I have never heard of ceramic film having this characteristic. from everything i have heard, Huper Optik has NO dye, so your statements are a bit confusing.


----------



## Lance (May 14, 2004)

Ok here we go...

First of all let me apoligize for comparing ceramic film to dyed film. I now know what we're talking about. I forgot about this film, which was introduced to us a couple of years ago as some great new film that was going to revolutionize(spelling?) the film industry.  This company uses the excact same process to make their film as every other company does. The process is called "sputtering" which involves the breakdown of metals, which in this case is called "ceramic" which in fact "is" a metal  into micro particles and then bonded to a polyester film through the use of electromagnetics, atoms , ions...and I think this company calls it "reactive plasma process" or something like that. They had to call it something different, but it's the same process. I've actaully seen this done. The machine is huge with a little glass window to look into as the film passes though. All you see is the film and a bright light because the particles are microscopic.

Of course there is another process called "Metallizing" in which the metal is actually melted until it is vapourized then deposited onto the film. These films are mainly commercial films that are extremely reflective.

Now don't get me wrong here, I'm not trash talking this process or film. But like I said before all films will fade eventually. Whether it be 1 year or 10 years, which is the warranty against fading with this Ceramic film,...it's going to happen. Sorry but I don't see paying $300 - $400 more for a tint job :yikes:. Yeah, it would be great to get $500 for a tint job but the difference in films is not there. The heat resistance is virtually the same as Llumar's Platinum Plus,... Ceramic 20=67% Platinum Plus 18=65%.

Of course I remember DTI(Deposition Technology) made a film about 20 years ago just to tint the owners car. It was sputtered film but they used 24k gold in it. They said if they ever sold it it would run around $10 a sq. ft.(not installed), and that was 20 years ago!! (Hmmm,...I may have just disclosed how old I am!!!) :eeps:

Hey and LDV330i, as far as the satellite antenna I put mine in my 3rd brake light housing,.. just an idea for ya. Also you can swing over to tintdude.com and join in on the forum there. There are tinters over there as well that can help you decide which film is best for you. :thumbup:

Lance


----------



## LDV330i (May 24, 2003)

Lance said:


> Ok here we go...
> 
> First of all let me apoligize for comparing ceramic film to dyed film. I now know what we're talking about. I forgot about this film, which was introduced to us a couple of years ago as some great new film that was going to revolutionize(spelling?) the film industry.  This company uses the excact same process to make their film as every other company does. The process is called "sputtering" which involves the breakdown of metals, which in this case is called "ceramic" which in fact "is" a metal  into micro particles and then bonded to a polyester film through the use of electromagnetics, atoms , ions...and I think this company calls it "reactive plasma process" or something like that. They had to call it something different, but it's the same process. I've actaully seen this done. The machine is huge with a little glass window to look into as the film passes though. All you see is the film and a bright light because the particles are microscopic.

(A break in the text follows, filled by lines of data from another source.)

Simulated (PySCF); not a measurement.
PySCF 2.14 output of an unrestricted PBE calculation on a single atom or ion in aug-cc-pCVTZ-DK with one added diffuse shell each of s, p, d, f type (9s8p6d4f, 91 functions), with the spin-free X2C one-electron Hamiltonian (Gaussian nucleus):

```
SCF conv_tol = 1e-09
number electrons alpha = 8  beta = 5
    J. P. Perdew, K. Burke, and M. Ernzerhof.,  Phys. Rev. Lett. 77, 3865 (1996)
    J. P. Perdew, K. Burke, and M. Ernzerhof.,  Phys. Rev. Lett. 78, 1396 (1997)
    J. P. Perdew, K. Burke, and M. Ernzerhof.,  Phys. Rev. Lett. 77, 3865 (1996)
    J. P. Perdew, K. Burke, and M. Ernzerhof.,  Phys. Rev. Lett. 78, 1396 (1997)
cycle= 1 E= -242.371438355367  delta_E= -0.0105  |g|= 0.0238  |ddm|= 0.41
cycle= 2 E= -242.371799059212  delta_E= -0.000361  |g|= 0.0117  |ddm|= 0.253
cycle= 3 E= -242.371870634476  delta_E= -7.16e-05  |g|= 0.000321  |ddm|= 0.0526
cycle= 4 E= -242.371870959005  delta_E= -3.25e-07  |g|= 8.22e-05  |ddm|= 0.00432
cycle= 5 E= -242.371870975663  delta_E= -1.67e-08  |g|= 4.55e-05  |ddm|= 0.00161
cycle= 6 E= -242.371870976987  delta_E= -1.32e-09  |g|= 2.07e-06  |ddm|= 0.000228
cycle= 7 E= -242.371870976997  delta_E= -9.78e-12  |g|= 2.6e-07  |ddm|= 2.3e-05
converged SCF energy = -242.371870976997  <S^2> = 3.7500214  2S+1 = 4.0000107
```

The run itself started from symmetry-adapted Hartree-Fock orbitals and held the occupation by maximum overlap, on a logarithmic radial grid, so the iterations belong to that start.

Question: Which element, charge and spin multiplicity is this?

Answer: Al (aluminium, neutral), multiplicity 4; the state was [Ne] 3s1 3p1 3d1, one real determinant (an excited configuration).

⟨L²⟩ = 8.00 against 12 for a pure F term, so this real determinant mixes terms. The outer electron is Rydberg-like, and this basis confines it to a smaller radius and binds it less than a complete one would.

 :wow:I though I was confused before, I am now double or is it tripled confused, I do not know anymore. :bawling:

Could you please quote your sources for claiming that HO Ceramic and FormulaOne Pinnacle films are indeed metallic? This totally contradicts the statements that HO makes that their film is metal free and which I quoted in my previous post.



Lance said:


> Now don't get me wrong here, I'm not trash talking this process or film. But like I said before all films will fade eventually. Whether it be 1 year or 10 years, which is the warranty against fading with this Ceramic film,...it's going to happen. Sorry but I don't see paying $300 - $400 more for a tint job :yikes:. Yeah, it would be great to get $500 for a tint job but the difference in films is not there. The heat resistance is virtually the same as Llumar's Platinum Plus,... Ceramic 20=67% Platinum Plus 18=65%.


 HO claims that my HO30 film has a infrared rejection of 85%. I guess that is what you are calling heat resistance. The HO20 is claimed to have a 91%. The highest FormulaOne claims for any of their films is 61% for their Comfort 15 film. So unless HO is posting incorrect information, it appears there is a significant difference.


----------



## Lance (May 14, 2004)

LDV330i said:


> Could you please quote your sources for claiming that HO Ceramic and FormulaOne Pinnacle films are indeed metallic? This totally contradicts the statements that HO makes that their film is metal free and which I quoted in my previous post.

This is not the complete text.